Humanity's impacts on the Earth are not small. The efforts of all 6.5 billion of us add hundreds of thousands of metals to the atmosphere every year, lag only water as the primary mover of dirt and rock, and add so much fertilizer to fresh water that vast dead zones extend from the deltas of many major rivers, such as the Mississippi. By examining changes in the pattern of erosion and sediment deposits, global temperatures and even the acidity of the oceans, geologists in the U.K. have decided that the planet has moved from the Holocene geologic era that began nearly 12,000 years ago with climate change to one best named the " Anthropocene", or "new human" era.
By carefully digging through the geologic deposits of the past 200 years, the geologists can precisely pinpoint major manmade impacts in long-slow geologic time, such as the addition of tiny granules of plastic in sand or the residue of atomic testing.

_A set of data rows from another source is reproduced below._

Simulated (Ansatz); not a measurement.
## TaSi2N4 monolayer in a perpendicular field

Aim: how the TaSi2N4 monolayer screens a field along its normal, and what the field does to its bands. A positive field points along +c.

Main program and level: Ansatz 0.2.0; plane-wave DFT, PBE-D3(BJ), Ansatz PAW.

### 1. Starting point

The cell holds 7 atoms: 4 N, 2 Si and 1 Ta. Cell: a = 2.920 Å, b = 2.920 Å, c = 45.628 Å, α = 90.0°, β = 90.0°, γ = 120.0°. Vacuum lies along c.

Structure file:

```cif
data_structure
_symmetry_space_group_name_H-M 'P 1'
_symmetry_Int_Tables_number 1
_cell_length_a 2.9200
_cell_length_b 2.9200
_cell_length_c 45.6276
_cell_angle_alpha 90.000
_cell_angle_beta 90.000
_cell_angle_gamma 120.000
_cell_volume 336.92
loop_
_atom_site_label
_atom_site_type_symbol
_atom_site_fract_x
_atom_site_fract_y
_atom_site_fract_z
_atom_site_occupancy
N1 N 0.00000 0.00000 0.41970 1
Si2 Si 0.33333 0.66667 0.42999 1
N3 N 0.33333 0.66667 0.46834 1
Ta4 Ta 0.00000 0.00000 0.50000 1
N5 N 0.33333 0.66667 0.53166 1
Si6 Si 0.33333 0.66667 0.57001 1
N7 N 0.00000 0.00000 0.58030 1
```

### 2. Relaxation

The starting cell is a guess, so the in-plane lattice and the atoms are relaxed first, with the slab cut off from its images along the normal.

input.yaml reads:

Geologist Andrew Gale of the University of Portsmouth and his colleagues plan next to petition the International Commission on Stratigraphy to formally adopt the Anthropocene--a name coined by atmospheric chemist Paul Crutzen--as the designation for the present epoch. "The impact in the last 200 years is such that there is increasingly less justification for linking pre- and post-industrialized Earth within the same epoch," Gale said. Welcome to the Anthropocene!